Rebirth of a cabin in Little Norway

POULSBO — After two years of starts, stops and pauses, the pieces of the Martinson cabin have finally come together, literally.

Countless hours of hard work by a group of volunteers apparently paid its dividends as Bight of Poulsbo Founder Bill Austin made an important announcement to the city council’s community services committee recently.

“The Martinson cabin has been inspected and we have the final inspection and approval,” he told the committee, which had dealt with the issue since September 2003.

The cabin was built around 1890 by Mikal Martinson, who immigrated from Norway in 1882. The 40-acre homestead housed a dairy farm worked by Martinson, his son Berger Martinson and then third generation dairy farmer ,Vern Martinson.

Now that the restoration has been completed, Austin said he already has big plans for the building.

“I would like to open it up to the public by appointment only so kids can take a look and learn,” he said.

The idea would be to furbish the cabin with artifacts from the Poulsbo Historical Society to show how early settlers in the North Kitsap area lived, Austin said.

“I would like to see an old bed stand and lamp and we would have the original tools there that the old man used to make the cabin with,” he said, adding that a recently donated windmill could be placed near the cabin to add to its authentic historic feel.

“It’s completely maintenance-free and if we can do that, we will,” Austin said.

PHS President Kathy Hogan told the committee that the society has discussed the possibility of using the cabin as a historical showplace.

“We kind of like the idea of showing certain areas like Lofall, Lincoln Hill or Sandy Point for a month and rotating them around,” Hogan said.

The society would also have volunteers onsite to tell the story of each area as it is being displayed, she said.
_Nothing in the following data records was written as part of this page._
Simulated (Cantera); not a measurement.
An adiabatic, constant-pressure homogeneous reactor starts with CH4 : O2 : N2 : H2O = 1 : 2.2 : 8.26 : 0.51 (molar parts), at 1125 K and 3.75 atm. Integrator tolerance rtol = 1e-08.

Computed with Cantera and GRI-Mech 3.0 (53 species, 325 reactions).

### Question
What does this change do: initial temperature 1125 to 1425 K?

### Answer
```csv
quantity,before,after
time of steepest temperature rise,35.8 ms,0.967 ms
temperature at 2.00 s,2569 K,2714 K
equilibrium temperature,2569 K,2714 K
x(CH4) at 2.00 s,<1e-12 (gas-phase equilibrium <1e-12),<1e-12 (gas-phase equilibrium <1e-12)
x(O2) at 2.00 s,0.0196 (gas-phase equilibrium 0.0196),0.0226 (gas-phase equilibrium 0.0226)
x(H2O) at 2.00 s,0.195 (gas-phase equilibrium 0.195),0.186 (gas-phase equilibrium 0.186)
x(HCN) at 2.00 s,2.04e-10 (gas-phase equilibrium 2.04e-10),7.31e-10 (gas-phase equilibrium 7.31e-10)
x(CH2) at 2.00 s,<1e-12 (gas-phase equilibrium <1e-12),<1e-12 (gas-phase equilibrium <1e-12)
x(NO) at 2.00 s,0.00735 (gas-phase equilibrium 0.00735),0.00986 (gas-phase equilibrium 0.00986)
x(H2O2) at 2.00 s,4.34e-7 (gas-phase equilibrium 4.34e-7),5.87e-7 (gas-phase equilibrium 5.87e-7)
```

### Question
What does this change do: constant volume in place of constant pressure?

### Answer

Mayor Donna Jean Bruce said if the cabin is going to be open to the public, then someone should be responsible for scheduling events there.

“The historical society should be the coordinating agency,” said Councilman Ed Stern, noting the society’s large role in the use of the cabin.

Hogan agreed with Stern’s assessment and said if the cabin were to be used that way, the society would like to be the one handling the scheduling.